Asher brings the data up to mid-year 2017. Overall, nationwide, on average, it's not good. There's an estimated 27 percent homicide increase since 2014. And no, it's not just isolated to a few cities. My previous post gives data for cities 2014-2016.

July 1, 2017

Two-year increase in homicide

Over the past two years, homicide increased 31 percent in America's 52 largest cities.



The cities range from little Richmond (220,000 people) to big NYC (8.5 million), from comparatively safe San Diego (homicide rate 3.5 per 100,000) to dangerous St. Louis and Baltimore (rates of 50+).

Collectively 50.5 million people live in these 52 cities, or roughly one-sixth of America's population. Homicides increased 31 percent over two years (4,946 to 6,496, which is about 36 percent of all US homicides). 45.3 million people live in cities in which homicide rose; 5.3 million live in cities in which homicide decreased.

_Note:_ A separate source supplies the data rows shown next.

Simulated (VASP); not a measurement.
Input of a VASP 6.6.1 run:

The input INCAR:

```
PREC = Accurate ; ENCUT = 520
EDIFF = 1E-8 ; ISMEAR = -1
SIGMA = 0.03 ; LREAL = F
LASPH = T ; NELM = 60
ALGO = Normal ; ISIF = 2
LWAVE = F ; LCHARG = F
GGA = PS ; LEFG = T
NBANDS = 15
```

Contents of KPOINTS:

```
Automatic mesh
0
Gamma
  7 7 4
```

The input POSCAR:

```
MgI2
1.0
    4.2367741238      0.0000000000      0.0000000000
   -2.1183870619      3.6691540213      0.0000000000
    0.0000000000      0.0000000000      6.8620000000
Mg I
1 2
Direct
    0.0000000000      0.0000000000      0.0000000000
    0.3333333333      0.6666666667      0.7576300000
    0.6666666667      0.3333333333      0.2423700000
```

For graphic representation in the chart above, I removed cities with fewer than 40 or more murders in 2016 because a low n leads to overly dramatic year-to-year changes. This affected El Paso, Seattle, Portland, Raleigh, Omaha, Tucson, Wichita, Long Beach, Minneapolis, and Fresno. (I also dropped Bakerfield its 153-percent increase is either a crazy outlier or my numbers are wrong.) Of the 43 remaining cities, 39 saw homicides go up.

The cities that seem to be bucking the trend of greater violence over the past few years are Seattle, Portland, Fresno, Boston, Tucson, Columbus, and New York City. In terms of raw numbers, the cities with the largest increases in murders are Chicago, Houston, Baltimore, Memphis, Dallas, Milwaukee, Las Vegas, and Kansas City. Were one to take the eight cities with the biggest increase out of the equation -- and there's not any moral or statistical justification for doing so, but just for fun, because the Brennan Center likes doing this trick -- the rest of the cities have a collective 2-year 20-percent increase. That's 20 percent more than we've seen in a very long time. So, no. It's not "just Chicago."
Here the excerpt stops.